When all-out war between Armenia and Azerbaijan broke out, the three potential outcomes were a decisive military victory, a revived multilateral diplomatic effort, or a regionalization of the conflict under Russian and Turkish influence.
The accord now signed by Russia, Armenia and Azerbaijan reflects the third scenario, with Russia pre-eminent and Turkey in a secondary albeit significant role. With nine bullet points, the document constitutes more than a mere ceasefire, but it is much less than an actual peace agreement.
Azerbaijan has much to celebrate as it regains the seven districts around Nagorny Karabakh which, after extensive rehabilitation, means thousands of displaced people can return home. And it retains the areas recaptured over the last six weeks, including the strategically-located and hugely symbolic city of Shusha (known as Shushi in Armenian sources).
But crucially, there is no mention of the status of Nagorny Karabakh itself as a subject of ongoing dialogue, an omission given extra weight by Azerbaijani president Ilham Aliyev saying there will be no such discussion as long as he is president.
Russia’s speedy deployment
Armenians met news of the agreement with shock and anger as, within hours, Russian peacekeepers entered Nagorny Karabakh in a stunningly swift fait accompli. Details remain unclear but an Armenian entity in Nagorny Karabakh itself will continue to exist in a truncated form, effectively as just the areas left under Armenian control at the end of the war.

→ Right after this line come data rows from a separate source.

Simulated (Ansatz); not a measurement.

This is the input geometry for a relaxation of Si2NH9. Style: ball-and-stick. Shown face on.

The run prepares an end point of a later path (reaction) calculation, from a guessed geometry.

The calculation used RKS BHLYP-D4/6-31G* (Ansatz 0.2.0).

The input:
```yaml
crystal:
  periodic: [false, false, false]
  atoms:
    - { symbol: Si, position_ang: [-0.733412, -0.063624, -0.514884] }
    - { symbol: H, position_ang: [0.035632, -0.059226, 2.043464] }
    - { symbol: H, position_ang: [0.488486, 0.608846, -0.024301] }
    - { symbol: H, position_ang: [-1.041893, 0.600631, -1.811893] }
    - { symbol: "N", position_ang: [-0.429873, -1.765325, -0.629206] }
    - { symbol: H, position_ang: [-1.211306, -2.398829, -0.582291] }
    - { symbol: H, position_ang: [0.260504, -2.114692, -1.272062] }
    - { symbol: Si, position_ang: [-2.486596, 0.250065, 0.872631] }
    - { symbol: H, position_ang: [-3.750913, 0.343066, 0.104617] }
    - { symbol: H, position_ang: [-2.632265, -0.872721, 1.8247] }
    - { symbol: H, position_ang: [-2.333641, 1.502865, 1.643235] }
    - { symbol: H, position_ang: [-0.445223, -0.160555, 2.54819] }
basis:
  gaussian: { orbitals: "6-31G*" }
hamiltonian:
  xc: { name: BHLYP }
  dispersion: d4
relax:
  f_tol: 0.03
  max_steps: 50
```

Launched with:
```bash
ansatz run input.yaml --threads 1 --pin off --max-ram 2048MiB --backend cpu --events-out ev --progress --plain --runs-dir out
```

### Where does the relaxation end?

These areas will be patrolled by a force of almost 2,000 Russian peacekeepers with a corridor connection to Armenia across the district of Lachin. Whether Russia’s peacekeeping mission will be shared with Turkey is also still unclear, as Turkey is not mentioned in the agreement.
But a subsequent memorandum signed between Russian defence minister Sergei Shoigu and his Turkish counterpart Hulusi Akar establishes a joint ceasefire monitoring centre on Azerbaijani-controlled territory.
The only outside actor actually mentioned in the trilateral accord is the United Nations High Commissioner for Refugees, under whose aegis the return of displaced communities will take place.
The accord also stipulates opening up communications, new infrastructure across southern Armenia and the Lachin corridor, and a safe transit route connecting western Azerbaijan with the exclave in Nakhichevan, and hence with Turkey. This is a related but distinct idea from the land swap concept discussed in 1999-2001 as no formal ceding of sovereignty seems to be implied, only an Armenian guarantee of safe freedom of movement.
Euro-Atlantic neglect and passivity throughout the war are reflected by the deal’s sidelining of France, the US, the Minsk Group, and the Organization for Security and Co-operation in Europe (OSCE). All have lost immeasurable standing during the conflict. The Basic Principles — the peace proposal constituting the principal artefact of Minsk Group mediation — are either already enacted as a result of the war or, in the case of interim and final status mechanisms, now taken off the table.
The new agreement does bring a devastating war that has killed thousands to an end, but it leaves too much in doubt to provide a basis for lasting peace. Even for a jubilant Azerbaijan, the new status quo leaves a sense of unfinished business. The return of Russian boots on the ground in Azerbaijan opens a new page in geopoliticized peacekeeping in the South Caucasus.
The accord stipulates the Russian peacekeeping mission will last five years with an automatic renewal after that unless one of the parties withdraws consent. The possibility that Azerbaijan might withdraw that consent is bound to affect any effort at genuine post-war reconstruction and normalization over the next five years.
Whether the Russian mandate is renewed or extension is refused could be an irritant in Azerbaijan-Russia relations, effectively creating a five-yearly audit of the relationship based on unpredictable dynamics. This has serious implications as a non-renewal of the mandate would be received in Armenia as a prelude to more violence.
Peacekeeping without peace
Few countries would commit peacekeepers to police a violent, polarized context where the conflict parties have no apparent desire to commit to a political process. This is high risk as the peacekeepers themselves may be targeted by dissident factions. Large, heavily-armed peacekeeping operations are also expensive to maintain.
Furthermore, without an exit strategy, a peacekeeping deployment soon starts to look like an occupying force. Exit strategies depend on robust agreements and commitments to new kinds of politics. That is missing from the Armenian-Azerbaijani context.
Robust agreements depend ultimately not on the scale, or longevity, of a peacekeeping mission but the political authority underpinning them. This can only come from a process addressing root causes of the Armenian-Azerbaijani conflict, as well as the many new divisive issues proceeding from the recent war, from new forced displacements to possible war crimes and the fate of cultural heritage in transferred territories.
Failure to do this only hardens grievances and ‘what about’ arguments poisoning future Armenian-Azerbaijani dialogue, and risks the internalisation of victor and victim identities, but in reverse roles compared to the 1990s — continuing the cycle of conflict into another generation.
Russia’s regionalization of the Armenia-Azerbaijan conflict does save lives right now, and also assures its own interests in the South Caucasus in the short-term. But this extremely thin agreement does not provide for peace in the long-term.